The annual Orionid meteors are active between October and November when the Earth crosses the dusty orbital trail of Comet 1P/Halley.
The Orionids are the second meteor shower of the month after the Draconids and are the more active one.
The shower peaks every year around the same time towards the end of October and this year the peak falls on October 21 and October 22.
During the Orionids’ peak, the shower is expected to produce between 20 and 25 fast meteors every hour.
What time is the Orionid meteor shower peak tonight?
The Orionids are best seen between midnight and the pre-dawn hours when the skies are at their darkest.
But depending on where you live, you might be able to spot one or two Orionid shooting stars a few hours before midnight.
The meteors will appear to radiate tonight from a point in the sky just to the left of the constellation Orion.
As the night progresses, the Orionid radiant will appear at different locations at different times.
When observed from London, UK, the Orionids’ radiant will sit at an altitude of 0.5-degrees at 10pm BST.
By 11pm BST the radiant will sit further up in the sky to 8.9-degrees in altitude.
At midnight, the radiant will feature fairly high up at 18.1-degrees.
The meteors’ radiant will climb over the next few hours, peaking by 5am BST at an altitude of 53.9-degrees.
After 5am BST, the radiant will start to descend and will reach about 42.4-degrees in altitude by 8am BST on Monday.
In addition, the skies will start to darken tonight around 6pm BST when the Sun dips below the horizon.
On Monday, the skies will then brighten again around 7.36am BST – the time of sunrise.

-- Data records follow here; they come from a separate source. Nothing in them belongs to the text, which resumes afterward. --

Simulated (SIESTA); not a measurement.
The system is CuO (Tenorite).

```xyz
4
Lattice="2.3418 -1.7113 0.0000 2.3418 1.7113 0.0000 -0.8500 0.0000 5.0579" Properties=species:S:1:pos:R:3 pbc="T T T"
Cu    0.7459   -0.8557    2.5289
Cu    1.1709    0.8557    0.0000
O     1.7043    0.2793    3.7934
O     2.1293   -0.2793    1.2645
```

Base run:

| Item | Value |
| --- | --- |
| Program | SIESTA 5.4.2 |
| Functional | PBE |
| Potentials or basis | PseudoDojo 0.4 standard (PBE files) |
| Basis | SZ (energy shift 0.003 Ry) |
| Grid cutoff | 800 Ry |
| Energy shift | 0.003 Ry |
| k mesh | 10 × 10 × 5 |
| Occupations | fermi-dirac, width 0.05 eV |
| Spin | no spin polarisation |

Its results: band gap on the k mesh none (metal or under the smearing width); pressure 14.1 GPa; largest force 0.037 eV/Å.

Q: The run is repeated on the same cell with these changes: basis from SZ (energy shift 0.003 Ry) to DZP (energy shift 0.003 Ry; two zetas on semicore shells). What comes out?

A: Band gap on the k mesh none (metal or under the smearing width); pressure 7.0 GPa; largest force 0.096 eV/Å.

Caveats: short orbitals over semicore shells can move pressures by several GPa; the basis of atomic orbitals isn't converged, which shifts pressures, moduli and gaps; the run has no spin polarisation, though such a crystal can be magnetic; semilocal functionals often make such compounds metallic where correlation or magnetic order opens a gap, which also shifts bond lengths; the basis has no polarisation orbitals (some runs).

Other factors to watch out for tonight is the brightly lit Waxing Gibbous Moon, which might wash out the skies somewhat.
The Moon will rise today after 5.12pm BST and set tomorrow morning after 4.43am BST.
How to see the Orionid meteors tonight?
The Orionids are incredibly fast and hard to track, so it is safe to leave you telescopes and binocular at home.
If you plan to venture outside tonight to see the shower, stay on the lookout for a dark, wide-open spot with an unobstructed view of the horizon.
At the same time, you should stay clear of building, lamps and car – the less light the better.
After that, wrap yourself in some warm blankets, grab some snacks and drinks and lie back so that you can see the entire sky at once.
The Orionids will dash across the sky incredibly fast, leaving bright trails of light and might occasionally erupt into even more spectacular fireballs.